First, a bit of history: The 1973 energy crisis provided one of the first spurs for utilities to create incentive programs. Many of those programs matured over the next 20 to 25 years, but were curtailed or eliminated in the late 1990s as part of electricity market deregulation.
Galen Barbose, scientific engineering associate at Lawrence Berkeley National Laboratory, says that the western energy crisis of 2000-2001 brought renewed attention to energy efficiency as a strategy for managing and containing costs for electric utility customers. This renewed push also brought increased investments by utilities.
Barbose says that during the latter half of the past decade, spending on electric and gas utility customer-funded energy efficiency programs (excluding load management) more than doubled, from roughly $2 billion in 2006 to $4.8 billion in 2010, consisting of $3.9 billion for electric energy efficiency programs.
Particularly in the last two years, however, some other changes have happened — besides utility spending on incentive programs that's pushed north of the $6 billion mark.
According to Roger Flanagan, director of energy services business for Lockheed Martin, in the last 18 months, there's been more interest in smaller energy users. Historically, utilities have focused on their largest consumers, because that's where the so-called low-hanging fruit exists. Increasingly, however, Flanagan says that 'strategic energy management' — for large consumers and small businesses alike — is part of any given utility's incentive measures.

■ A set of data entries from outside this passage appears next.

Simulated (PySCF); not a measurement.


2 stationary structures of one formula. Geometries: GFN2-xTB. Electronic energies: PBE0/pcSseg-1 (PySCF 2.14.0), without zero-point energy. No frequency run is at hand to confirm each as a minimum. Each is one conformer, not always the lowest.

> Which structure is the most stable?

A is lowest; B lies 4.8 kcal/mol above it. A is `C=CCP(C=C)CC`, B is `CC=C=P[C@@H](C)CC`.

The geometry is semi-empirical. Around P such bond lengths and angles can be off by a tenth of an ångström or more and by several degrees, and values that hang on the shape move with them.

"Strategic energy management is where you look at behavioral changes or non-technical/non-technology measures," Flanagan says. "These are a series of utility-sponsored incentives, such as training for facility managers and owners. They might maximize, tune up or retrocommission existing facilities, but they also look at human side and help determine how behavioral changes can save energy."
Although Flanagan says it's too early to tell definitively, some early efforts and anecdotal evidence indicate that simple behavioral changes by occupants might net 20 to 30 percent savings.
Given the scope and scale of utility incentives, and given that states have endemic incentive programs — a complication for multi-state organizations — facility and energy managers might feel overwhelmed at the prospect of incentive programs.
The best bet, experts say, is to be methodical, look at the entire organization's energy needs, and solicit help.
Phil Welker, director, PECI, says the best way to start in this process is to get a comprehensive analysis done and find opportunities for retrofits and retrocommissioning.
"The key aim is high-quality operations and building acumen," he says.
According to Roger Flanagan, director of energy services business for Lockheed Martin, the integration of demand management and renewable energy components can be a good place to start, especially for FMs concerned with cost-effectiveness or about deploying efficiency in a small footprint.
He also says that there are two resources every FM should tap: Advisory or consulting services that utilities or energy service companies make available, and the FM's own CFO.
"Early on, engage the internal CFO," he says. "They're invested in the financial decisions as well as operational requirement any incentives might bring."